LVAR question

[john.ophof]

Asset worth 1 million whose 95th VaR is 100.000. (normal assumption)
bid ask spread on the asset has a mean of USD 0.1 and a standard deviation of USD 0.3. What is the 95th percentile LVAR (VaR and liq risk are uncorrelated).

What is the liq var.

444000 is answere but I think it must be 344000.

In your examples you use 1.65 for the stand deviation around the mean but it is two sided so it should be 1.96

 

[David Harper CFA FRM]

Hi John,

If you assume a two-tailed spread test, I agree with their $444,000 (443,000)

But I do not agree with two-tailed test: our confidence concerns a spread widening (to one side of mean) not a narrowing (to the other side). Nobody's been able to explain to my why this should be a two tailed test?

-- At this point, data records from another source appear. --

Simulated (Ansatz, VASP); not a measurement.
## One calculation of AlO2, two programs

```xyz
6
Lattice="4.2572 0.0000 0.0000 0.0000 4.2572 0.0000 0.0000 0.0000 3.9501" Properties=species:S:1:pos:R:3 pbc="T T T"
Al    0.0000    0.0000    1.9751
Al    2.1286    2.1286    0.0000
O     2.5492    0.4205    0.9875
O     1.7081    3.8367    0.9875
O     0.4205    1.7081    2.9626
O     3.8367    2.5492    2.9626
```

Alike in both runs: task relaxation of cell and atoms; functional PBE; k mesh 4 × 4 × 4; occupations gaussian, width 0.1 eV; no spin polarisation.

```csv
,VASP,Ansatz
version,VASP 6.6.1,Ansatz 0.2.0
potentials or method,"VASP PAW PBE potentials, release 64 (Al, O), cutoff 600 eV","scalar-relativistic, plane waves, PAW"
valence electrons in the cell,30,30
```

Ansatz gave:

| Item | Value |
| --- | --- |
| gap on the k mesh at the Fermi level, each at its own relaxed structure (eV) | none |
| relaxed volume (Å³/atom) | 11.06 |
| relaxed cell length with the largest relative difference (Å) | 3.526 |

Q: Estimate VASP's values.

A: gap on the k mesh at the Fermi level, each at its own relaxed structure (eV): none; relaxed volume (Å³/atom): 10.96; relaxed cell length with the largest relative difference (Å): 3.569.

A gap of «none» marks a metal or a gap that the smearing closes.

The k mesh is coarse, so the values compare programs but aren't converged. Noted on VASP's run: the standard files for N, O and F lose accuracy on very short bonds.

Prior forum threads here and here.
Here is XLS

David

 

[john.ophof]

Indeed two tailed spread test I mean.

Thanks for your help.

 

[David Harper CFA FRM]

....i don't follow, sorry. My view is that it's all one-tailed here: one-tailed VaR plus one-tailed spread (and it's mean spread plus spread vol not mean minus spread vol)....please advise if you have better source/etc on why it should be a two tailed spread. Thanks, David

 

[john.ophof]

The answer I got is:

VaR = V*0.5 (mu-1.96sigma), I think it must be + 1.96 to get 344000 since the answer was 444000 for total VAR.

so based on the 1.96 I deduct a two tailed spread around the mean spread (in stead of 1.65).

 

[David Harper CFA FRM]

Right, but the answer given is doubly incorrect so deductions from it may be flawed

1. it's not mu - sigma: if that is the case then mu of +10% and sigma of 5% (for argument's sake) would be zero. That's wrong. It should be mu + sigma

(Culp's VaR generally is incorrect in regard to the +/- sign)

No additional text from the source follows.